Taking into account all of the available information at hand, there are numerous ways governments and able individuals can assist the unhoused during climate hazards to prevent loss of life and work for a more sustainable future. Within a proper resilient community, it is the role of the individual to learn their responsibilities and for the municipal governments to create easy access to this information. It is important for those facing homelessness to learn when it is hurricane season (June to November, with peak months being September to October).
Municipalities should bear the responsibility of relaying this information in clear, designated areas in various languages to ensure those who are unhoused can find their nearest emergency shelter during an evacuation. One great example comes from the National Healthcare for the Homeless Council in Nashville, who designed a series of weather specific informational flyers that can be posted throughout the city with clear instructions on how the individual can best prepare for a climate hazard. For example, one poster shows a diagram of what can happen if you set up a tent in the lowlands during a flood, so even someone struggling with a reading impairment can visualize how to protect themselves during heavy rain. Organizations such as the MacEachen Institute have also proposed staged evacuations to allow for practiced community resilience. These shifts in attitude and adopted policies are monumental in building back better communities where the challenge of invisibility is less severe.
In the face of climate related hazards, the path forward is one filled with determination and hope. As we reflect on the critical issues of homelessness during climate emergencies, it becomes evident that there are numerous avenues through which governments and individuals can make a positive impact. Pam Lovelace, a Nova Scotia councilor has summarized the feeling that accompanies so many harsh climate disasters: “People are exhausted,” Lovelace reported, “It’s so much in such a small time period.

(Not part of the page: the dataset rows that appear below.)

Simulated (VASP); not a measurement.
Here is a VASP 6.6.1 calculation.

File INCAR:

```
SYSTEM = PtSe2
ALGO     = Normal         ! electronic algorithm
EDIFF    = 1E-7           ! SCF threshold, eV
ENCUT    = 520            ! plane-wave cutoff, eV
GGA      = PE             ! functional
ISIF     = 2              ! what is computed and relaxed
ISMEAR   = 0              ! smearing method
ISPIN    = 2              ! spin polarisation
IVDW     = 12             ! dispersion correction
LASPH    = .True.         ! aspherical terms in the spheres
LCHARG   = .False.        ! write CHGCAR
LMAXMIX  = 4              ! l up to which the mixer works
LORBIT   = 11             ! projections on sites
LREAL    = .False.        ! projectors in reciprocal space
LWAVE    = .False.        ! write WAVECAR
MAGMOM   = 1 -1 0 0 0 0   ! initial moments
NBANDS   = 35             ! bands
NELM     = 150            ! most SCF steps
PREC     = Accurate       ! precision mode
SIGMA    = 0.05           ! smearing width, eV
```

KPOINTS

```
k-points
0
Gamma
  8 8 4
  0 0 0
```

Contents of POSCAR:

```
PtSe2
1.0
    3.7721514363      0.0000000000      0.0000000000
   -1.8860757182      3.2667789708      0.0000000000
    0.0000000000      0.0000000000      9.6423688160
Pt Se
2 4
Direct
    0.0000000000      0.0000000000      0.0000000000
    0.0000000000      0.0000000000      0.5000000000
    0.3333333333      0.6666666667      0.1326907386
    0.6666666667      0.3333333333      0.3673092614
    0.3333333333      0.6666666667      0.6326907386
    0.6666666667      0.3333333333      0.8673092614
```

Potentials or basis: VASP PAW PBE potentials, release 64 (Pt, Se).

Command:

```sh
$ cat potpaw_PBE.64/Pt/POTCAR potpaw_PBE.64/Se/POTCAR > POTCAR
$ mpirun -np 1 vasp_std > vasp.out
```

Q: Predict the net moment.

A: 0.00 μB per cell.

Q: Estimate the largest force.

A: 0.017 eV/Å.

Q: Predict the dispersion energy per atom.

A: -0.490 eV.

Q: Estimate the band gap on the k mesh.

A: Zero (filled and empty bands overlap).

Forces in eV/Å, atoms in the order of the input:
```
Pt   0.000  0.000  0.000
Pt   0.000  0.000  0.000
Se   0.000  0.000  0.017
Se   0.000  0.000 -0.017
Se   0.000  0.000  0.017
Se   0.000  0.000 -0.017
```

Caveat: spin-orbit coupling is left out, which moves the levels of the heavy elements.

“From a mental health perspective, we’re asking people to check in on their neighbors.” Community resilience is key in building societies that work concurrently to prevent loss of life during climate evacuations. While the government can handle movements to build back better and create more sustainable and affordable housing after climate hazards so those without a home have somewhere safe to return after the storm. With increased awareness and collective efforts, we can navigate climate evacuations with resilience, ensuring that everyone has a safe haven after the storm and the opportunity to thrive once more. Together, we can build not only back better, but with hope for brighter and more sustainable days ahead.